Peter R. Scanlon
Peter Redmond Scanlon (February 13, 1931 – December 3, 2009) was the chairman and chief executive officer of Coopers & Lybrand, one of the Big Eight auditors, from 1982 to 1991. At a time when other accounting firms were merging, Scanlon kept Coopers & Lybrand independent and grew it through expansion rather than mergers.
Peter Redmond Scanlon was born on February 13, 1931 in the Bronx, the son of Loretta Ryan and John Scanlon Jr., who owned an insurance company, but who died when Scanlon was only 9. After high school, Scanlon attended Iona College, receiving a bachelor's degree in accounting in 1952.
Upon graduation, Scanlon took a job at Lybrand, Ross Brothers & Montgomery (which would later merge with Cooper Brothers & Co. in 1957 to form Coopers & Lybrand). He served in the United States Navy during the Korean War, returning to the firm when he had completed his four years of service. He was elected as a partner in 1966, and then rose through the ranks throughout the 1970s, serving as managing partner of the New York office, managing partner for the New York region, and vice-chairman of domestic operations.
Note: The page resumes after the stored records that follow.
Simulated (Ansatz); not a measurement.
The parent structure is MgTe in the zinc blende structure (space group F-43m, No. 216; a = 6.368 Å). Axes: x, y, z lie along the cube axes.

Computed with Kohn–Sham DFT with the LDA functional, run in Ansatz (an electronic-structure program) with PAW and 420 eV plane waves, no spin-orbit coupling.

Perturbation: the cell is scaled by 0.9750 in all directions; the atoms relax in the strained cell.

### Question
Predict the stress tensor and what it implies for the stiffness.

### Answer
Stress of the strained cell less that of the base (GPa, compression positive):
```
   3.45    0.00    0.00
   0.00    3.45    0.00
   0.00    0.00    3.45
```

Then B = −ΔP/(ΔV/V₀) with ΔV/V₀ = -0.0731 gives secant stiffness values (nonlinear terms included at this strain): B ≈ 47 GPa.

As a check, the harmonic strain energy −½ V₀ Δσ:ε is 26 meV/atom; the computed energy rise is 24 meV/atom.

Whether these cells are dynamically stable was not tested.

In 1982, Scanlon was elected as chairman and CEO of Coopers & Lybrand for the first of three terms. Scanlon was criticized in some quarters because of his refusal to participate in the "mergers mania" of the 1980s. However, Coopers & Lybrand were able to take advantage of the mergers going on in the industry to attract international affiliates who had grown disaffected with their parent firms. Scanlon's tenure as chairman and CEO was one of growth and profitability for Coopers & Lybrand. Scanlon brought in several new clients, most notably SmithKline Beckman and Unilever. In 1991, his last year at the firm, Coopers & Lybrand earned $261 million in profits on $1.5 billion in revenue.
Scanlon's involvement in the community included serving as a trustee for Iona College, The Economic Club of New York, The Catholic University of America, and the Gregorian University. He also served on the visiting committees of the MIT Sloan School of Management and The Conference Board. He was a Knight of Malta and a Knight of the Holy Sepulchre. He received several honors from his alma mater, Iona College, including an honorary LL.D.